Can we load zip archives with data_block?

NicWick · July 17, 2019, 3:39am

Hey guys, greenhorn here.

I am trying to use the datablock API for a Kaggle competition. It seems to me that many kaggle datasets have the images archived in zip folders.

It would be extremely convenient if I could use the API with these archives something like…

data = (ImageList.from_csv(PATH, 'train.csv', folder='images.zip', suffix='.png')
        .split_by_folder(train='train_images.zip', valid='valid_images.zip')
        .label_from_df()
        .transform(size=224)
        .databunch())

This gives me a basic error which I interpret to mean I am not loading anything successfully.
IndexError: index 0 is out of bounds for axis 0 with size 0

Is there a method for loading zip archives into the data_block? Or should I unzip them with some other method, and load them into the data_block in some other way.

muellerzr · July 17, 2019, 3:50am

Interesting thought. Currently I don’t believe we can, but I’m sure a modification could get it working. Here’s some ideas:

NicWick · July 17, 2019, 3:54am

Thank you for the resource Zachary!

I realized my error was coming from elsewhere in that code, I made the mistake of conflating my testing and validation set.

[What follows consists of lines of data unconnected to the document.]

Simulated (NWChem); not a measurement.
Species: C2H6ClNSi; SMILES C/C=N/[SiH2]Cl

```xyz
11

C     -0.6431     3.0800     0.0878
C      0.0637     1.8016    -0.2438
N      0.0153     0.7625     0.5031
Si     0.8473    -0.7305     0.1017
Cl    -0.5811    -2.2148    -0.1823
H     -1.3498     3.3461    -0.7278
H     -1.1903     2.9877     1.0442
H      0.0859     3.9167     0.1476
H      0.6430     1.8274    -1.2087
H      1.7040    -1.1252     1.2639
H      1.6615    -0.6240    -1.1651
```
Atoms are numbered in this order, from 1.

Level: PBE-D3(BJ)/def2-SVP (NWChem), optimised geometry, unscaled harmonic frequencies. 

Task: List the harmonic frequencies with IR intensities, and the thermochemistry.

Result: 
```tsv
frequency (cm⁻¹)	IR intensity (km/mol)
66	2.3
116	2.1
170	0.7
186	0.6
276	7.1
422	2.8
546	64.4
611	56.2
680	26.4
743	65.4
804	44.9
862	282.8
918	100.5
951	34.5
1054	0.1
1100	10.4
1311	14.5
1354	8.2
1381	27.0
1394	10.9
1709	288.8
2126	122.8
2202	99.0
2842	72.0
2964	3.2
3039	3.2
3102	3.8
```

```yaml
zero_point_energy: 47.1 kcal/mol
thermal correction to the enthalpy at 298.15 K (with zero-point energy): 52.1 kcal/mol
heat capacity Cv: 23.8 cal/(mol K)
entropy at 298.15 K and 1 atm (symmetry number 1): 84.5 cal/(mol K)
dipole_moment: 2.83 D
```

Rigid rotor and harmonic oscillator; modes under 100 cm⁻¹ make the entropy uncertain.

As it turns out, Kaggle will handle loading the zip archives as folders. My code runs when I rename train_images.zip to train_images

Sweet!

muellerzr · July 17, 2019, 3:55am

Interesting. So you were able to do it after extracting the zip? Or without extraction

NicWick · July 17, 2019, 3:56am

Without. My Kaggle workspace lists the data as zip archives, but it appears to serve them to the notebook as regular folders.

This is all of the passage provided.